German engineering firm Bosch has launched an app Perfectly Keyless, which enables the smartphone to replace the analogue vehicle key.
This concept can offer owners of private vehicles increased convenience, but where it really shines is in vehicle fleets with multiple drivers. No more key handovers: fleet managers and logistics providers simply use the app to give drivers access to the vehicles.
“Our Perfectly Keyless app is making conventional vehicle keys a thing of the past. Bosch is taking the car key into the digital realm and making it available anywhere, anytime,” said Harald Kröger, president of the Bosch Automotive Electronics division.
“Bosch’s digital vehicle key gives fleets a boost towards greater connectivity,” Kröger added. The company believes there is a huge market for its solution, which is making its world debut at the IAA Commercial Vehicles in Hannover: potential customers include some 15,000 logistics providers in Germany alone. Most of them manage at least a dozen vehicles and drivers.
Secure key management with app and cloud
Bosch digital key management connects trucks and the smartphone app via the cloud. Dispatchers or fleet managers use the app to assign a truck to a driver for a particular route. Perfectly Keyless generates a personal, secure digital key and sends it via the cloud to the truck and to the driver’s smartphone.
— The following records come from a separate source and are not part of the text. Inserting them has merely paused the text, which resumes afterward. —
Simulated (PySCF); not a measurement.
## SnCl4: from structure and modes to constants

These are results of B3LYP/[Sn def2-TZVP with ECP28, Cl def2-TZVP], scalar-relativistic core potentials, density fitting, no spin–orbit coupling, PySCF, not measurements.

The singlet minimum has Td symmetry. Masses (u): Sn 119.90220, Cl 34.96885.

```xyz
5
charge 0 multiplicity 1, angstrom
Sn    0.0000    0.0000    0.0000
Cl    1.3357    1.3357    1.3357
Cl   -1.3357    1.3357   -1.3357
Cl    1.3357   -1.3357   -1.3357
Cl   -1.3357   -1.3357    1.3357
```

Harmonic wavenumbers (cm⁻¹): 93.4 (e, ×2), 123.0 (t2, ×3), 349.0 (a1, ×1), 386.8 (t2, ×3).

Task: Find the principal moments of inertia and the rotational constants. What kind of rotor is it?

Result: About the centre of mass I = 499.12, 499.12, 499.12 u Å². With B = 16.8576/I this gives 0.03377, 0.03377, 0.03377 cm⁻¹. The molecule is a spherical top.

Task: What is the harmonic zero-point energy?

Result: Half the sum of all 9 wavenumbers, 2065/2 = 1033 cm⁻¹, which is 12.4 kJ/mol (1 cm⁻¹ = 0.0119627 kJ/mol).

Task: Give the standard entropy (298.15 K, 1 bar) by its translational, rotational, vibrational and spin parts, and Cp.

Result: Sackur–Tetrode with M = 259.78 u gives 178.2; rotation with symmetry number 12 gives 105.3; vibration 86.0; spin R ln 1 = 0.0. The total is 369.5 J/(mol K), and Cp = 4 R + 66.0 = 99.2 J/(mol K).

As the driver approaches the assigned truck, the sensors installed in the truck detect the smartphone via a wireless connection. The vehicle doors will open only if the key on the phone “fits” the digital lock in the vehicle. These sensors can also tell when the driver is in the driver’s seat, and the engine starts up as soon as the driver presses the start-stop button. When the driver gets out of the car at the end of the journey, the system detects this and automatically locks the doors.
Battery dead? No problem!
But what happens if the smartphone’s battery dies, or the device has gone missing? In the future, the vehicle key in the smartphone will work even if the phone battery is dead. In that case, the phone and truck will communicate using near-field communication (NFC), a wireless protocol for sharing data over short distances.
Bosch plans to make it the “double hull” of its solution. If the smartphone is lost or stolen, and the app with it, the digital key can be simply deactivated online, thus blocking access to the vehicle. It cannot be opened and started until the fleet manager uses the app to provide another driver or a new phone with access to the truck.